The convention there perfected, engrossed, and adopted their constitution, which was signed by 51 members, nearly all fathers of families and respectable and thrifty farmers, mechanics, and manufacturers. This number might easily have been doubled in Bellevue and vicinity, but the convention thought proper to restrict the membership, for the present, to those who had taken an’ active part in the enterprise. The following is a list of the officers elected at this Bellevue convention: President, Dr. H. R. Schetterly of Ann Arbor; vice-president, A. Darrow of Bellevue; secretary, E. S. Camp, of Marshall; treasurer, John Curtis, of Norville, Jackson county; directors, G. S. Avery and Alanson Meech, Bellevue; Harvey Keith, Wm. Earl, and Dr. Ezra Stetson, Galesburg; Wm. Grant, Sandstone; Amos Picket, Anson Delamatter, and C. W. Vining, Columbia, Jackson county; Charles Mason and H. B. Teed, Battle Creek.

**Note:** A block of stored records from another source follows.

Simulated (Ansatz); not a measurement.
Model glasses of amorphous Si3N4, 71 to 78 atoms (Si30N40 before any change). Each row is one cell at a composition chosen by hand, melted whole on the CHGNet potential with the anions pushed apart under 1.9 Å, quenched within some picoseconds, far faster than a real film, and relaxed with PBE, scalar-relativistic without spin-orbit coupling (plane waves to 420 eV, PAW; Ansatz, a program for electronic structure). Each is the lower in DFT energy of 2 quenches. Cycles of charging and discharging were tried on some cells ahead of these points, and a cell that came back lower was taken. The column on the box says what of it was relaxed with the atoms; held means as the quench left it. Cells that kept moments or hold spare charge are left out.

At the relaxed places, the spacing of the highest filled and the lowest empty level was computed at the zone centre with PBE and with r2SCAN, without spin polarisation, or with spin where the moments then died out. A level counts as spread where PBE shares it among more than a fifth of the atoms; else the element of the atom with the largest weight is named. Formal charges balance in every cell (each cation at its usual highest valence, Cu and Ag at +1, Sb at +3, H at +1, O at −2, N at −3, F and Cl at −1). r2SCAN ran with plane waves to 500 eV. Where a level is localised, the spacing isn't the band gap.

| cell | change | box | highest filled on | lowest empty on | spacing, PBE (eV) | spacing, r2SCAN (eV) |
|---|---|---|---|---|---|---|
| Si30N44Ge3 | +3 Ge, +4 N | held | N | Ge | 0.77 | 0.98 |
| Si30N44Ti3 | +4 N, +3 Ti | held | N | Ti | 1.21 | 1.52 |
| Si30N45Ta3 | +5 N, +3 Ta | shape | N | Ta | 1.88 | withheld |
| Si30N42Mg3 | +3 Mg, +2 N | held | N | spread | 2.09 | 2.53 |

We pass on in our history and find the next scene laid in the township of Comstock, Kalamazoo county. The beginning of the history here consisted of the visit of the committee on location, of whom we have spoken. At that time the pioneers of this part of the county had enlarged their clearings into good farms. They were getting out of the woods and began to enjoy the fruits of their hard toil in making their improvements. It was at this time, December 23, 1843, that this committee came among them. Dr. H. R. Schetterly was the controlling spirit of this party, as well as of the association. He was a ‘German, and had imbided the views of Charles Fourier. He was a small, slender man, with dark hair and eyes and complexion; was a man of talent and an enthusiast on his special theme of Fourierism. With a Burrlike persuasiveness he soon won his way into the confidence, the homes, and the hearts of the old pioneers of Comstock. In the public meetings he held here, he pictured to their imaginations a life as picturesque as a Cooper could draw—a life of Arcadian healthfulness and enjoyment; of Spartan fidelity and frugality; a life in whose calendar the selfish “mine” and “thine” would not exist, for all would be absorbed in the more humane and harmonious “ours.” He was an able and effective speaker, and could use the philosophy, the learning and logic of Fourier and! Owen with most convincing effect upon his hearers. We can imagine the glowing picture he drew of the pastoral and happy life there was in store for his adherents, in their future mansion-home on the banks of the beautiful Kalamazoo. Here, surrounded by his wife and dear ones, the pioneer would realize the truth of the poet:

“Here on the fertile, fair domain,
Unvexed with all the cares of gain,
In summer’s heat, and winter’s cold,
He fed his flock, and penned his fold;
His hours In cheerful labor flew,
Nor strife, nor hate, nor envy knew.”

From the first appearance of this disciple of Fourier among them, the settlers were unusually interested in his new theory of living; and before he had been here three days, many of them were enthusiastic Fourierites, and anxious to join the association. Viewing the matter in the sober, calm reflection of to-day, we would as soon think of trying to cheat old Prof. Playfair, by inserting passages of a “Fourth of July oration” into the demonstration of a proposition of Euclid, as that this little black-haired German socialist should make Fourierites of such sturdy old pioneers as Lyman Tubbs, Amos Wilson, E. M. Clapp, Harvey Keith, David Ford, Joseph Flanders, Dr. Ezra Stetson, Wm. Earl, Roswell Ransom, James Noyes, Hannibal Taylor, C. L. Keith, P. H. Whitford, and scores of other early settlers who, like them, were noted for their practical hard sense, and shrewd discernment of men and things. But the truth is, the Fourierites came among them just at the right time, for the common hardships and suffering, which all alike had passed through, had established a genuine brotherhood among the old settlers. Their property, although not held in common, caused no envy, and created no distinctions. Their conditions and surroundings were such as to foster a feeling of brotherhood. They helped each other not only at raisings, but in clearing off their kinds, in husking their corn, and through all troubles, and over all difficulties. Wherever their aid or kindness could be of any avail, it was cheerfully given. If they were not all poor alike, there was no wealthy class, no special strife or rivalry, but they lived together, in the same community, as harmonious and happy as if they were members of one family; so that when Dr. Schetterly came here to found his domestic and industrial association, which was now called “Alphadelphia,” he found many of the settlers, if not altogether, almost Alphadelphians to begin with; and hence his work here was comparatively easy in his school of reform. As evidence of this, we quote the first part of the report of Dr. Schetterly concerning the success of his labors, as one of the committee on location, in Comstock. Jt is as follows:

“Galesburgh, Kalamazoo Co., Dec. 27, 1843.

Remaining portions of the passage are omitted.